Interesting and insightful read. As you and I’m sure most I have really never practiced on a kit either. I usually just go for it and see what happens. This has led to some great things and some really bad things. But, learning is learning for me. I guess it’s more on the job training then practice.
Risky to contradict an internationally-known journalist like yourself, however the verb is ‘practise’, and the noun is ‘practice’.
Hah – that’ll teach me to write anything over lunch! I will of course correct the text – now, if anyone can confirm if it is Practice Makes Perfect, or Practise Makes Perfect, that’d be great. As for internationally known journalist, do you mean, internationally known hack?
That’s not quite the complete story, Peter: “In Australian and British English, ‘practise’ is the verb and ‘practice’ is the noun. In American English, ‘practice’ is both the verb and the noun.”
I do use a paint mule to practice painting techniques, using new paints, and ensuring the airbrush will wok properly before committing to the model. Otherwise I agree, I learn as I build.
As usual, good thoughtful insights Spencer. Surprise surprise – speaking from experience – the ability to see and notice all this comes with age (as my father once put it, “Too soon we get old and too late we get smart”).
I have found with most of my creative projects, be they models, books or photographs, that I don’t practice per se, but I often find at the end that it was practice. But one thing I know is, when I finish something and don’t have either one (or both) of the following feelings about it, I missed something along the way. Those are “Well, that one worked” or (during the project) “that solved it.” With your insight, it’s clear to me that those are what one says after practice on something.
As a guy I considered was a “master” (in writing) once said: “If you didn’t learn something each time you do something, you’re not really working.”

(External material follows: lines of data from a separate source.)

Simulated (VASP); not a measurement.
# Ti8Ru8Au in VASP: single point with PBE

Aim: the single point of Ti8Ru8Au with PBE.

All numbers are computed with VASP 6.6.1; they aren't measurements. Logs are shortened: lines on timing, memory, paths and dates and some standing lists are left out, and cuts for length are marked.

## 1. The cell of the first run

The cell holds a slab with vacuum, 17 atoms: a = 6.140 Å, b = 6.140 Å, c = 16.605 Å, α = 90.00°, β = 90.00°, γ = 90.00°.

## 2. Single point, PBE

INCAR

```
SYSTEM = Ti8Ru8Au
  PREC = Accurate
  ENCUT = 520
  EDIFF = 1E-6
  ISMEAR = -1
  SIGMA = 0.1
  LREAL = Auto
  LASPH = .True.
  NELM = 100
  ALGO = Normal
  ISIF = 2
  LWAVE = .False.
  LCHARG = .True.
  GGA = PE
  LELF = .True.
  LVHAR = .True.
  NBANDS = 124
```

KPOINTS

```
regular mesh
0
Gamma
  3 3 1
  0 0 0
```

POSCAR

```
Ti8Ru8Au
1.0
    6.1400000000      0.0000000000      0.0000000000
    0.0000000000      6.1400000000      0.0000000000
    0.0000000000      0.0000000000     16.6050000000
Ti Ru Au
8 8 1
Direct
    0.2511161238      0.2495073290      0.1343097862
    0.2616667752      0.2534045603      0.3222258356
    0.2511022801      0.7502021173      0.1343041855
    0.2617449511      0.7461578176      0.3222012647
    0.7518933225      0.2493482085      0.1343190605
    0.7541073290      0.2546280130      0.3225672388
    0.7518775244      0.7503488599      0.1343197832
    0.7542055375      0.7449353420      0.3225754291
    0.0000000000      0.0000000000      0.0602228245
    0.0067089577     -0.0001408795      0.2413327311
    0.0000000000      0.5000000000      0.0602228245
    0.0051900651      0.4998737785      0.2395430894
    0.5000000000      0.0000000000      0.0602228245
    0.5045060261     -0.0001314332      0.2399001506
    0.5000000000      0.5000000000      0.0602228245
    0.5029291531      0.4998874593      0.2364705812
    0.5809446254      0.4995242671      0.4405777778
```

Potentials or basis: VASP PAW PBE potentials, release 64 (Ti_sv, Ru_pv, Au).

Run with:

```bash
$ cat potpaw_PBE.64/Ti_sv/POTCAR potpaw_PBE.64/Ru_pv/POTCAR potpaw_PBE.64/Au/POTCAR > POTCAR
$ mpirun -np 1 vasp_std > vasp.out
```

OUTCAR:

I have great respect for people who actually finish their kits 🙂
We can say that, in the long term, practicing finish, is the way to go. Especially knowing the price of figurines !
Happy new year
I do not practice in the sense that I do training/exercises for modelling. But I do build skills by choosing a path from easy/smaller projects to difficult/larger projects. For instance I did a few vignettes before making me first diorama. And I did simple resin casting (a gunpod) before doing more complicated shapes.
Or I do experimental builds, sci do or what ifs, with a more relaxed approach to accuracy. I recently did a Star Wars build to try out a few weathering and chipping techniques. Some worked, some failed but afterwards I did have a nice Star Wars model.